December 10
Once again during the high pressure, surface hoar and near surface faceting are occuring.
The inversion is also creeping in, seen here just to the right of the West Porter fork drainage
Location:
Started on the Bowman trail proceeding upward to the mouth of Yellow Jacket. We ascended Yellow Jacket continuing along the ridge to the junction of Middle Bowl, the East chute, both into Alexander and the Cabin Run on Gobblers. The decent chosen was the middle bowl, taken two pitches to the flats just above the Toots to Boot run out.
Edgar got a little excited in the upper chute.
The ascent was to the Alexander Basin ridge reversed for a descent and then ascended once again. Continuation was across the southeast facing Gobblers above Butler Basin to the summit. Descent off the top down the northwest facing into the main Porter gully continuing out Porter.
Weather:
It was another bluebird day with a bit of northwest breeze along the upper elevation ridges.
Snow:
There was good coverage from about 6'000 feet. Skis put on and removed at that elevation. Surface hoar has formed in the canyon bottoms especially near the creek. There is also some near surface faceting on most of the shady slopes. The faceting has broken down the wind crusts and drifting somewhat allowing good skiing where a couple of days ago, there was none.

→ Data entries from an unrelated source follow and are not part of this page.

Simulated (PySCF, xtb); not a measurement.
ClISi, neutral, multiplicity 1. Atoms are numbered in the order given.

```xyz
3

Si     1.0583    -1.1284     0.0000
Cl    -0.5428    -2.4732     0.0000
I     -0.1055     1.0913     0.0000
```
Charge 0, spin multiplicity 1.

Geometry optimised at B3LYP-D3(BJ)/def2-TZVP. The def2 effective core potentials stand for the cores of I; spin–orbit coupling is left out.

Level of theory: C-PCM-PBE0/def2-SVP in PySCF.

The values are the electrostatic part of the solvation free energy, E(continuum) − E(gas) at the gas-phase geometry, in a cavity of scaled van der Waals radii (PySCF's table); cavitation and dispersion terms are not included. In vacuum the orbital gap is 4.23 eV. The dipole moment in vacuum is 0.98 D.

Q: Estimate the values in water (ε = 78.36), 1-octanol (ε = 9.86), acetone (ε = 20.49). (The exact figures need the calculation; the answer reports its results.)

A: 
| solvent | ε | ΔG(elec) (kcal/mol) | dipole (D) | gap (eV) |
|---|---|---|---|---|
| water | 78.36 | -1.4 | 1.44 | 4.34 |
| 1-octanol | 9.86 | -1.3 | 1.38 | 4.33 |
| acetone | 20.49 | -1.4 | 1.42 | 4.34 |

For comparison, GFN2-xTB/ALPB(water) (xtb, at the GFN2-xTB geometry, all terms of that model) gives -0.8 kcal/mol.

Several slides were observed, occurring during the stormy period on Wednesday. The east chute off the Gobblers Alexander Basin ridge pulled out into older snow layering, perhaps 100 feet wide, descending to the flats.
Another slide was observed off the southern Butler Basin ridge, north facing. This one ran with in new snow layering and was a similar width, although the distance it ran was much less.
Bottom Line:
Snow is stable with recrystalization in full swing.